SimSet: Similarity based multi-clustering and itemSET mining
Coded by Takeaki Uno, e-mail:uno@nii.jp,
homepage: http://research.nii.ac.jp/~uno/index.html
This program is available for only academic use, basically. Anyone can modify this program, but he/she has to write down the change of the modification on the top of the source code. Neither contact nor appointment to Takeaki Uno is needed. If one wants to re-distribute this code, do not forget to refer the newest code, and show the link to homepage of Takeaki Uno, to notify the news about codes for the users. For the commercial use, please make a contact to Takeaki Uno.
Simset inputs a set of itemsets (records, transactions), and find frequent patterns according to the clusters of the transactions. Simset first compute the similarity of the transactions, and then finds all maximal sets of transactions such that the similarity of any pair of its transactions is no less than the threshold (the sets are actually maximal cliques of the similarity graph in which pairs of transactions are connected when their similarity is no less than theta). Those sets of size less than gamma (given parameter) will be ignored. For each set, Simset then computes the items that appears in at least sigma % of the transactions (sigma is given as a parameter). The items are output as an itemset.
Compared to usual itemset mining, it does not find all the frequently appearing itemsets. However, the output itemsets by SimSet always corresponds to a cluster, thus can be considered to be meaningful.
==== How to Compile ====
Unzip the file into arbitrary directory, and execute "make". You then can see "simset" (or simset.exe), and other additional executable files which are components of SimSet, in the same directory.
==== Command Line Options ====
To execute SimSet, just type simset and give some parameters as follows.
% simset [command] [options] input-filename theta gamma [output-filename]
"%" is not needed to type. It is a symbol to represent command line. To see a simple explanation, just execute "simset" without parameters. An example is
%simset C test.dat 2 4 out
"input-filename" is the filename of the input file. The 1st letter of input-filename must not be '-'. Otherwise it is regarded as an option. The input file format is written below. "theta" is the similarity threshold, the pair of records (transactions) will be considered to be similar when the similarity is no less than theta. "gamma" is the threshold for the clique size. The cliques (similar transaction sets) of size less than "gamma" are ignored.
The first parameter [command] is composed of some letters, each of them corresponds to a command. This is given to the program to indicate the task and some other execution modes.

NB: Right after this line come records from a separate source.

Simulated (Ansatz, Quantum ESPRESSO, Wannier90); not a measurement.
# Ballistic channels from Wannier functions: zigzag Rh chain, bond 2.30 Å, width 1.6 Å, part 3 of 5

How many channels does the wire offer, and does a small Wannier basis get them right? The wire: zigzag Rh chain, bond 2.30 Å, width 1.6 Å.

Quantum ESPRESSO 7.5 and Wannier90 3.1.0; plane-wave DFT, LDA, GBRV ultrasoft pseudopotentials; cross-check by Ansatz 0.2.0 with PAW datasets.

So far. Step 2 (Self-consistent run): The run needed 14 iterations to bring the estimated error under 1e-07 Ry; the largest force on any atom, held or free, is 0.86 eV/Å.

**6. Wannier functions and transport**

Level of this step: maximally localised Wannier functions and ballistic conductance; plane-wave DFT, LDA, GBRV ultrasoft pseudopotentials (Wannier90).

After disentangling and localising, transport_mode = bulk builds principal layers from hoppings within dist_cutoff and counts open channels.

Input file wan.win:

M: output intersection of each clique, instead of IDs of its members
when this command is given, SimSet outputs a frequent pattern.
Without this command, it outputs the ID of the transactions in each
clique.
O: repeatedly similarity clustering until convergence
repeatedly compute the similarity, according to the number of
common similar transactions. In this mode, after finding all pairs
of similar transactions, two transactions having [gamma] transactions
to those both are similar. Simset repeatedly compute the similarity
in this measure, until the convergence.
t: transpose the input database
with this command, simset transposes the input database so that the
i-th line is the item i, and the numbers in the line represents the
transactions that include the item i.
E: read edge list file
with this command, simset reads a file as a graph such that each line
is two vertex IDs of an edge. The sets to be compared are adjacency
lists of the vertices of the graph.
The following commands gives the similarity measure. When the following is given, the similarity measure is set to,
i (inclusion):
ratio of A's items are included in B
I (both-inclusion):
ratio of A's items are included in B, and ratio of B's items are
included in A.
S (set similarity max): |A \cap B| / max{|A|,|B|}
s (set similarity min): |A \cap B| / min{|A|,|B|}
T (intersection size): the size of their intersection
R (Resemblance): |A \cap B|/|A \cup B| >= [threshold]
C (cosign distance):
the inner product of their normalized vectors
Following to the first parameter (commands), we can give several options described below. Basically any option accompanies one or more values, and they are in the form "-? [num]" where ? is a letter. We can give no option.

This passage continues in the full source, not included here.